Thursday, August 17, 2006

Buy New Zealand campaign - racism by another name

Is there anything more stupid than a Buy New Zealand Made campaign?
It is about as clever as the Invercargill City Council advertising “shag a Southlander”, or Manukau City advertising “Buy Manukau Made”. It is saying “it is good because it is made in New Zealand”, not because of quality of the product, after sales service or price.
So is something is more expensive but NZ made, then you should buy it because it is better to do that than buy something else with the money you wasted on nationalism. It is better to buy something inferior because of nationalism.
It is racist because it is saying that products made by NZers are better than those made by foreigners in one respect – their origin.
No, it is not about economics. The childish theory of keeping money in the country is sheer nonsense. It is better to maximise utility – better to buy 3 pairs of socks for $3 than buy 1 pair, or better to buy one pair for $1 and spend $2 on something else you want. That is how we are better off. It is a concept the Greens and NZ First don’t understand because they are both xenophobic at heart – both hating “foreign investment” and suspicious of “foreign made” goods. The Greens because they see blind children stitching shoes, and NZ First because they see hard working Asians staying up late in the sweatshop looking determinedly like they want to fight another war by working harder and destroying “our jobs”.
Imagine if there was a “hire a New Zealander” campaign, “donate to New Zealand charities” campaign or a “make phone calls to New Zealanders” campaign – all could be justified on the basis of “keeping money at ‘ome”.
You might like supporting a local business because the owner is friendly, the product is good and you can guarantee quality, or maybe you are always able to find someone who can help you. However, if you take this to its logical conclusion, you'll go to the most local shop to buy your groceries, because it is a "local person" living in "your community", and you should "support" them.
My advice is simple. Buy what you want from whoever sells you it for the best deal, wherever in the world that seller is. Judge products on overall quality and price - remember, odds are that the New Zealand business owner is as likely as you are to want to spend profits on buying an ipod, a holiday to Europe, a new car or new clothes. You don't benefit from shortchanging your choice by applying anti-foreign bigotry to it.


Sarah said...

Hi there,

We need some help! My daughters debating team are stuck! They are on the negative and the moot is "Buy N.Z made, we've got it made". We would so be grateful for anymore points you could offer!!!

libertyscott said...

Well off the top of my head:
1. Buying something because of where it is made, instead of price and quality means you are getting less for your money. You could have spent the difference on something else, giving YOU more utility and helping employ others.
2. People should reward whoever gives them the best deal, not whoever overcharges or delivers poorer quality. Why reward a local producer who is not as good as a foreign one? Do we want a world where second best is what we aim for?
3. National borders are artificial. Why not Buy North Island, Buy Auckland made, buy Takapuna made, buy Esmonde Rd made, or only consume what you make yourself? Well think about it, you COULD become self sufficient and not spend money on anything others make, but your standard of living would be low. People make money by focusing on what they are good doing, and some people make things better and cheaper outside NZ than within NZ.
4. The notion that buying NZ made creates jobs in NZ is vastly exagerrated. For example, the NZ producer may simply spend the proceeds on buying imports or on overseas travel. Good on them, but the money from buying NZ made does not necessarily circulate locally.
5. Trade makes the world a richer place. North Korea is the perfect example of a country that has as its official philosophy self sufficiency (called Juche). It is destitute, and only exports arms, drugs and some minerals. South Korea is trade oriented, open and the average South Korean has fifteen times the income of a North Korean. Can there be a more stark example of how economic nationalism fails?

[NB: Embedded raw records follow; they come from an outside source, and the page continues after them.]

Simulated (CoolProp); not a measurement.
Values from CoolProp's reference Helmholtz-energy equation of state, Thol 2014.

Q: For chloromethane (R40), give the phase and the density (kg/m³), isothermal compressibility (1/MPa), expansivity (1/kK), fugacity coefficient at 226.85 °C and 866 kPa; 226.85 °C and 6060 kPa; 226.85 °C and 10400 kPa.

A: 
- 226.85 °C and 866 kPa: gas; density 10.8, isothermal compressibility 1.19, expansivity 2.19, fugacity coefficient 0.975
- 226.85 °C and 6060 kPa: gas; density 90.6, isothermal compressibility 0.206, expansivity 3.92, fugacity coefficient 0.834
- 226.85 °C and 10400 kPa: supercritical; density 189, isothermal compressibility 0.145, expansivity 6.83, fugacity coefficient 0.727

Fundamentally "buy NZ made" is childish and naive, it ignores fundamental economics as outlined by Adam Smith in The Wealth of Nations and David Ricardo, about comparative advantage. Some countries are good at producing some goods and services, others are good at others - they all are better off by specialising and producing what they are good at and trading. Anything different means you are wasting money buying something inferior because of nationalism, which is, fundamentally, racist.

Hope that helps!

Sarah said...

Hey! Thankyou so much!! I will print this out and pass it onto my daughter and her debate team. Great points!!! Thankyou for your time!!! and effort!